We'll find the probability a flower is a Setosa by finding $P(H|E,F)$, where $E$ represents a sepal length value, and $F$ represents a sepal width.  So, to calculate the probability $P(H|E, F)$, the probability of a setosa given both features, we use the following formula:  

$P(H|E, F): \frac{P(HEF)}{P(EF)} = \frac{P(H)P(E|H)P(F|H,F)}{P(EF)}$

So focusing on the numerator, we see that the probability of setosa occurring, and the features $E$ and $F$ occuring is the $P(H)$ times $P(E|H)$ times $P(F|H and F)$.

For example, if $E$ represents sepal length of 5, and $F$ is sepal width of 3, then we would be calculating: 

$P(H|E, F) =\frac{P(HEF)}{P(EF)} =  \frac{P(H)P(E|H)P(F|H,F)}{P(EF)} = \frac{P(setosa)P(l = 5|setosa)P(w = 3|setosa, l = 5)}{P(EF)}$

> Now focusing on the last term in the numerator, notice that our probability recognizes that the probability of our $width = 3$, changes if we know that we have a setosa, and the length is 5.  This is just the chain rule all over again. 

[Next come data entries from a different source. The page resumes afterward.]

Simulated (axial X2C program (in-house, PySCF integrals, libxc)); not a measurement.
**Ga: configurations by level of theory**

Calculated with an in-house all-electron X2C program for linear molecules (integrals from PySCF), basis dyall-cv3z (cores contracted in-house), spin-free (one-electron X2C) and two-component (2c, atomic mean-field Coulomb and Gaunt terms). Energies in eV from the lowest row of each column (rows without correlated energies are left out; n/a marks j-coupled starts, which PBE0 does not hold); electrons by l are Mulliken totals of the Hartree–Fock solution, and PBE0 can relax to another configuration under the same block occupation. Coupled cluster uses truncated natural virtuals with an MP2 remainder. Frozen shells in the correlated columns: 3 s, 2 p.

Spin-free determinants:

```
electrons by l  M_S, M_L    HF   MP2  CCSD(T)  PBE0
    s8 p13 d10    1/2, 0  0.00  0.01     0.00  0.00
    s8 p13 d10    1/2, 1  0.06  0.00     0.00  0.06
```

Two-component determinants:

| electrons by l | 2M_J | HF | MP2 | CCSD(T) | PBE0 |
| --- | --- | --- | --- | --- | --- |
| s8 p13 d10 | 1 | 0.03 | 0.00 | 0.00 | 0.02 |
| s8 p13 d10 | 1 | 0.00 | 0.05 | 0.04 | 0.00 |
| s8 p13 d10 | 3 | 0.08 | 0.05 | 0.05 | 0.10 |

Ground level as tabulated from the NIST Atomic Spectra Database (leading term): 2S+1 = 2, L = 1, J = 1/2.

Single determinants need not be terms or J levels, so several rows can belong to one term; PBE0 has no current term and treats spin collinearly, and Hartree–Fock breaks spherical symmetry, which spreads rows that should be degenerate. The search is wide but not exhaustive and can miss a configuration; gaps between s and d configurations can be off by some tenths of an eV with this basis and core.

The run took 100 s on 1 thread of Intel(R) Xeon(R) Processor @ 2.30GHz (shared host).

**But**, in practice, with *naive* bayes we assume that all of the feature values are independent of one another, changing our formula to: 

$P(H|E, F): \frac{P(HEF)}{P(EF)} = \frac{P(H)P(E|H)P(F|H)}{P(EF)}$

As we add more and more features, our assumption of the features being independent of one another makes things easier.  And in terms of prediction, it works well in practice.  

> This assumption of independence is what makes naive bayes, naive.

### Seeing an Example

Now let's see an example of Naive Bayes with multiple features working with our iris dataset.

In [21]:
from sklearn import datasets
import pandas as pd
iris = datasets.load_iris()

X = pd.DataFrame(iris.data[:, :2], columns = iris['feature_names'][:2])  # we only take the first two features.
y = pd.Series(iris.target)

setosa_df = X.loc[y[y == 0].index]
not_setosa_df = X.loc[y[y != 0].index]

Above we loaded our data separated it by our setosas, and non setosas.  We selected the features of sepal length and sepal width for both groups.

In [6]:
setosa_df[:2], not_setosa_df[:2]

(   sepal length (cm)  sepal width (cm)
 0                5.1               3.5
 1                4.9               3.0,
     sepal length (cm)  sepal width (cm)
 50                7.0               3.2
 51                6.4               3.2)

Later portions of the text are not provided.